This item originally appeared in the April 29, 2004 issue of The Tech Talk.
By RINDY METCALF
Dr. Jo Ann Dauzat, dean of the College of Education, was named Educator of the Year by the National Federation of the Blind of Louisiana on April 3 at its annual banquet.
Pam Allen, president of the NFB of Louisiana, said the federation is an organization committed to improving opportunities for blind people through advocacy and education.
"The philosophy of the NFB is that blindness does not have to be a debilitating tragedy," Allen said. "With proper training in the skills of blindness, opportunity and a positive attitude, blind people can compete on equal terms with their sighted peers."
Allen also said the NFB of Louisiana is one of the federation's largest and most active affiliates.
She said Dauzat has worked with the federation for the last 10 years to establish innovative programs for professionals working in the field of blindness.
"[Dauzat] has demonstrated a strong commitment to developing programs which have truly made a positive difference," Allen said.
Dauzat said it was a humbling experience to receive an award from her colleagues in recognition for the work she has done.
"It was certainly magnified by receiving an award from people who only see your work," Dauzat said.
Dauzat has been an advocate for special initiatives for the blind for 12 years and has worked in conjunction with the federation for almost as long.
Dauzat said, "We have established programs in the College of Education that are designed to promote full participation [of the blind] in all aspects of life."
Dauzat also said the Professional Development and Research Institute on Blindness has been in operation for three years, and it is a "fine example of a collaboration between an institution of higher learning and a center for the blind."
Two programs for educating the blind are available to graduates of education: a master's in education in teaching the blind and a master's in education psychology with a concentration in orientation and mobility.

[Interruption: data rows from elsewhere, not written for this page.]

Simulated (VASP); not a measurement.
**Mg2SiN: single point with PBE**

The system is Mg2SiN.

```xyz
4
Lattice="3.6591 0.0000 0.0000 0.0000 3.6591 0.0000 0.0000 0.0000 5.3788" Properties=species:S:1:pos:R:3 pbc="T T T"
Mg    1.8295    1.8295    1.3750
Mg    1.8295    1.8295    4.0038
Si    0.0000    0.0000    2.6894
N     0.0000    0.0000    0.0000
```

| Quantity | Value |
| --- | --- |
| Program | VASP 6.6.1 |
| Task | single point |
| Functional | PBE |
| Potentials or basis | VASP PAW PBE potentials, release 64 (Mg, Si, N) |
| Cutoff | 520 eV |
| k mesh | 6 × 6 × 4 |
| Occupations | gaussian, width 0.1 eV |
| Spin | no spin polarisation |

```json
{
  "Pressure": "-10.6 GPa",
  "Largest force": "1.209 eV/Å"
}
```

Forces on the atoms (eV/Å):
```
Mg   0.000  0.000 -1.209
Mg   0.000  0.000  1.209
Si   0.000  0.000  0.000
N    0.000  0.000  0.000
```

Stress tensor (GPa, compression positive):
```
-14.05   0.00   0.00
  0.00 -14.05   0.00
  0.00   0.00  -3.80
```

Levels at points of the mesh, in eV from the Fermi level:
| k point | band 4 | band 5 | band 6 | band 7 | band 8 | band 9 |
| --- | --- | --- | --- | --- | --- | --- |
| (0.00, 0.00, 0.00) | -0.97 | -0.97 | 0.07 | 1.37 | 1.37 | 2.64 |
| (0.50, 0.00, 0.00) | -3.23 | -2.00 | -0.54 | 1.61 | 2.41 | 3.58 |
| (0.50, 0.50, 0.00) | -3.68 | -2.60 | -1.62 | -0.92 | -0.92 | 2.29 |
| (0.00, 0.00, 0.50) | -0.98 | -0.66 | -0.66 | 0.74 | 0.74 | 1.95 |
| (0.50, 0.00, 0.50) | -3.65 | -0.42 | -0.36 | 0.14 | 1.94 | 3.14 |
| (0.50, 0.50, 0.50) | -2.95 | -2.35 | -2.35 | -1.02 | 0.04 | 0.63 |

Brooke Sexton, a graduate of education, was one of the first students to graduate from the program, which enables her to teach the blind.
Sexton is currently doing research for the Institute on Blindness.
Sexton said Dauzat has done a large amount of work with the institute and is supportive of the master's programs that have been established.
"She is supportive of the programs by making sure high quality teachers will be certified to teach blind students," Sexton said.